Reputation: 307
I have a question based upon my earlier question. Below code runs fine and it tells me whether the search_string
is present in the entire row or not. How could I modify the last line so that it provides me counts of matches instead of 1 or 0? For example, for the first row it should return 4 as my search_string
is present in 4 locations in that row.
sales = [{'account': 'Jones LLC jones', 'Jan': '150', 'Feb': '200', 'Mar': '140 jones jones'},
{'account': 'Alpha Co', 'Jan': 'Jones', 'Feb': '210', 'Mar': '215'},
{'account': 'Blue Inc', 'Jan': '50', 'Feb': '90', 'Mar': '95' }]
df = pd.DataFrame(sales)
df
search_string = 'Jones'
(df.apply(lambda x: x.str.contains(search_string))
.sum(axis=1).astype(int))
Upvotes: 0
Views: 2444
Reputation: 4744
Using the code from the previous question, we simple change the any
method to a sum
method. The adds up all of the 1's to effectively count the number of occurrences in a gives row (axis=1).

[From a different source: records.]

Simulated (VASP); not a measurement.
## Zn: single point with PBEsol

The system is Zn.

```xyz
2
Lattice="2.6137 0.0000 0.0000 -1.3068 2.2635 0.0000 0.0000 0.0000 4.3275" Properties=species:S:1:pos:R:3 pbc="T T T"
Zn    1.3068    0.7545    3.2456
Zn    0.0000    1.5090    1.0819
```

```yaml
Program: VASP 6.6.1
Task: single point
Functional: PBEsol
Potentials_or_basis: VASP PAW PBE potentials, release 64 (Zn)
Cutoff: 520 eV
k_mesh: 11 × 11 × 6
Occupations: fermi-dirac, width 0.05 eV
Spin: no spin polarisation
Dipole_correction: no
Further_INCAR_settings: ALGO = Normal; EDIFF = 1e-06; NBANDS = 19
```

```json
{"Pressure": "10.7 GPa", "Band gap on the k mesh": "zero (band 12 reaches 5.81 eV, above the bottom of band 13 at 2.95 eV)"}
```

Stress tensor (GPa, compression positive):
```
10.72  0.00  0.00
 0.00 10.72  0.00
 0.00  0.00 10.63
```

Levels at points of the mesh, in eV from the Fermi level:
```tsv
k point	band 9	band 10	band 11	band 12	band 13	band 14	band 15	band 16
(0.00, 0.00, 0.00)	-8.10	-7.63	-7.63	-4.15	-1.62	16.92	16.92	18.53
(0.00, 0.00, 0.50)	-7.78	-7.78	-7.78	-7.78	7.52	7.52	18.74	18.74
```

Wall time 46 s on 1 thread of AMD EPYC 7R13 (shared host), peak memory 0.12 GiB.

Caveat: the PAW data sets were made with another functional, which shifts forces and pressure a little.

## added and extra Jones into row 1 for 'Jan' column
sales = [{'account': 'Jones LLC', 'Jan': 'Jones', 'Feb': '200', 'Mar': '140'},
{'account': 'Alpha Co', 'Jan': 'Jones', 'Feb': '210', 'Mar': '215'},
{'account': 'Blue Inc', 'Jan': '50', 'Feb': '90', 'Mar': '95' }]
df = pd.DataFrame(sales)
df_list = []
for search_string in ['Jones', 'Co', 'Alpha']:
#use above method but rename the series instead of setting to
# a columns. The append to a list.
df_list.append(df.apply(lambda x: x.str.contains(search_string))
.sum(axis=1) ## HERE IS SUM in place of any
.astype(int)
.rename(search_string))
#concatenate the list of series into a DataFrame with the original df
df = pd.concat([df] + df_list, axis=1)
df
Out[2]:
Feb Jan Mar account Jones Co Alpha
0 200 Jones 140 Jones LLC 2 0 0
1 210 Jones 215 Alpha Co 1 1 1
2 90 50 95 Blue Inc 0 0 0
Upvotes: 1
Reputation: 153460
You can use findall
and .str.len
:
sales = [{'account': 'Jones LLC jones', 'Jan': '150', 'Feb': '200', 'Mar': '140 jones jones'},
{'account': 'Alpha Co', 'Jan': 'Jones', 'Feb': '210', 'Mar': '215'},
{'account': 'Blue Inc', 'Jan': '50', 'Feb': '90', 'Mar': '95' }]
df = pd.DataFrame(sales)
df
search_string = 'jones' #Note changed to lowercase j to find more data.
(df.apply(lambda x: x.str.findall(search_string).str.len())
.sum(axis=1).astype(int))
Output:
0 3
1 0
2 0
dtype: int32
Add @Vaishali edit to solution:
df.apply(lambda x: x.str.lower().str.findall(search_string).str.len()).sum(axis=1).astype(int)
Output:
0 4
1 1
2 0
dtype: int32
Upvotes: 2